I'm looking for help using sum() in my SQL query:
SELECT links.id,
count(DISTINCT stats.id) as clicks,
count(DISTINCT conversions.id) as conversions,
sum(conversions.value) as conversion_value
FROM links
LEFT OUTER JOIN stats ON links.id = stats.parent_id
LEFT OUTER JOIN conversions ON links.id = conversions.link_id
GROUP BY links.id
ORDER BY links.created desc;
I use DISTINCT
because I'm doing "group by" and this ensures the same row is not counted more than once.
The problem is that SUM(conversions.value) counts the "value" for each row more than once (due to the group by)
I basically want to do SUM(conversions.value)
for each DISTINCT conversions.id.
Is that possible?
I may be wrong but from what I understand
Thus for each conversions.id you have at most one links.id impacted.
You request is a bit like doing the cartesian product of 2 sets :
[clicks]
SELECT *
FROM links
LEFT OUTER JOIN stats ON links.id = stats.parent_id
[conversions]
SELECT *
FROM links
LEFT OUTER JOIN conversions ON links.id = conversions.link_id
and for each link, you get sizeof([clicks]) x sizeof([conversions]) lines
As you noted the number of unique conversions in your request can be obtained via a
count(distinct conversions.id) = sizeof([conversions])
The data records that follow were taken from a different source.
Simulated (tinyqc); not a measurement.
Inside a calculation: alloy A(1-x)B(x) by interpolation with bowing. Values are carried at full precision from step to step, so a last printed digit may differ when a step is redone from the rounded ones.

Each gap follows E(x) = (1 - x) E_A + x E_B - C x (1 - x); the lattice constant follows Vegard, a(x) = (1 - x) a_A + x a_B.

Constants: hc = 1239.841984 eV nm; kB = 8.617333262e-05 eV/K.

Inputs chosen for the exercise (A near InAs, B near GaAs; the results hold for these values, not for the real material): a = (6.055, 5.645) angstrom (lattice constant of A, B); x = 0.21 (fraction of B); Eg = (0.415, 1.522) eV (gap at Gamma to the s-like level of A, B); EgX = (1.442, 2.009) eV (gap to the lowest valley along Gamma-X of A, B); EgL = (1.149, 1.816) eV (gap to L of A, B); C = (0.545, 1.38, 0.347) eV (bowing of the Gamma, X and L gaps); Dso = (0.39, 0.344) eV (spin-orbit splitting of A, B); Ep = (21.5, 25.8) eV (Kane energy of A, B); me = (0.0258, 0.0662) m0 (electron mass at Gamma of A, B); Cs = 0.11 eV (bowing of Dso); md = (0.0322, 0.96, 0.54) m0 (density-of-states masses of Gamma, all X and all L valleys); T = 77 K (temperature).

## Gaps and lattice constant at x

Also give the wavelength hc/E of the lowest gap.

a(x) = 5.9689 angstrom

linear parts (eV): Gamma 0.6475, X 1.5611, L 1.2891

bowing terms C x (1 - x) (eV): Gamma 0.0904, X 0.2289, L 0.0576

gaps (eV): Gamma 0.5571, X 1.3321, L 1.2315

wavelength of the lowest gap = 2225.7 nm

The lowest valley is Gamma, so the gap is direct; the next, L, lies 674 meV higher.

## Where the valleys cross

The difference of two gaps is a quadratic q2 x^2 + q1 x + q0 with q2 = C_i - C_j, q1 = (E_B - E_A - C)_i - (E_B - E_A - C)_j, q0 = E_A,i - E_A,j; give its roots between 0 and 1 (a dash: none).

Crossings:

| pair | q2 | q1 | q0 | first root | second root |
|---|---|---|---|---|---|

this distinct manages to remove all the [clicks] lines in the cartesian product
but clearly
sum(conversions.value) = sum([conversions].value) * sizeof([clicks])
In your case, since
count(*) = sizeof([clicks]) x sizeof([conversions])
count(*) = sizeof([clicks]) x count(distinct conversions.id)
you have
sizeof([clicks]) = count(*)/count(distinct conversions.id)
so I would test your request with
SELECT links.id,
count(DISTINCT stats.id) as clicks,
count(DISTINCT conversions.id) as conversions,
sum(conversions.value)*count(DISTINCT conversions.id)/count(*) as conversion_value
FROM links
LEFT OUTER JOIN stats ON links.id = stats.parent_id
LEFT OUTER JOIN conversions ON links.id = conversions.link_id
GROUP BY links.id
ORDER BY links.created desc;
Keep me posted ! Jerome